A UN study released this week shows humans are killing the planet.
The UN report says up to 40% of the Earth’s land is degraded, threatening roughly half of the global Gross Domestic Product ($44 trillion).
“At no other point in modern history has humanity faced such an array of familiar and unfamiliar risks and hazards, interacting in a hyper-connected and rapidly changing world,” the study warns. “We cannot afford to underestimate the scale and impact of these existential threats.”
Deforestation, mining, and industrial pollution are heavily contributing to the degradation of the world’s land, which the UN says has been mismanaged and misused for decades, threatening the health and continued survival of many species.
Agriculture takes up nearly half of the world’s land area, which has seen forests decimated to create livestock ranges and crop fields. Experts say that is not sustainable in the long run.

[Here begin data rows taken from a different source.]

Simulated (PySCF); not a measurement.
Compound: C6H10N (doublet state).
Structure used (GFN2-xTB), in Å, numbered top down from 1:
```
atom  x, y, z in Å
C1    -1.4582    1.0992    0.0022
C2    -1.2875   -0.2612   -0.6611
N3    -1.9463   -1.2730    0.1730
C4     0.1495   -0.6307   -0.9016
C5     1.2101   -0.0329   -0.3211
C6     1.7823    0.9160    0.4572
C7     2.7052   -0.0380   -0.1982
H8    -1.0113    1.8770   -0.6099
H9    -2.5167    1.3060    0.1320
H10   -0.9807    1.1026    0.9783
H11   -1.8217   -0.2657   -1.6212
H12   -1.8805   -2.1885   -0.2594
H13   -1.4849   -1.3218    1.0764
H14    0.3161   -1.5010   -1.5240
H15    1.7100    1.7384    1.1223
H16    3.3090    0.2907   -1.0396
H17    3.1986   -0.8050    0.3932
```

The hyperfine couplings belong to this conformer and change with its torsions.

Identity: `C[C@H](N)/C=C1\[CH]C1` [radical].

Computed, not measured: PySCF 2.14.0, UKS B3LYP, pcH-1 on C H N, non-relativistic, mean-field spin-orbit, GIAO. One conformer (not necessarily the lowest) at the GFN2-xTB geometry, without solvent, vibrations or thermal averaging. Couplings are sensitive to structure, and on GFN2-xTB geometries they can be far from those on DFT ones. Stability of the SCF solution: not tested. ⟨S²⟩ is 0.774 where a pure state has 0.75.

“We need to urgently rethink our global food systems, which are responsible for 80% of deforestation, 70% of freshwater use, and the single greatest cause of terrestrial biodiversity loss,” said Ibrahim Thiaw, Executive Secretary of the United Nations Convention to Combat Desertification (UNCCD).
A growing population worldwide means a higher demand for food, but if these alarming trends continue, the UNCCD says another 11% of the world's land surface – about the size of South America – could be degraded by 2050.
“As a finite resource and our most valuable natural asset, we cannot afford to continue taking land for granted,” emphasized Thiaw.
The UNCCD says the solution to this global crisis will take a concerted effort from every country to implement projects such as restoring soil health, protecting wildlife, and improving water availability through storing rainwater or using drip irrigation.
Those efforts could yield up to $140 trillion annually in economic returns, or 50% more than the current GDP.
“Investing in large-scale land restoration is a powerful, cost-effective tool to combat desertification, soil erosion, and loss of agricultural production,” said Thiaw.
“Now is the time to harness political will, innovation, and collective action to restore our land and soil for short-term recovery and long-term regeneration to ensure a more stable and resilient future,” he added.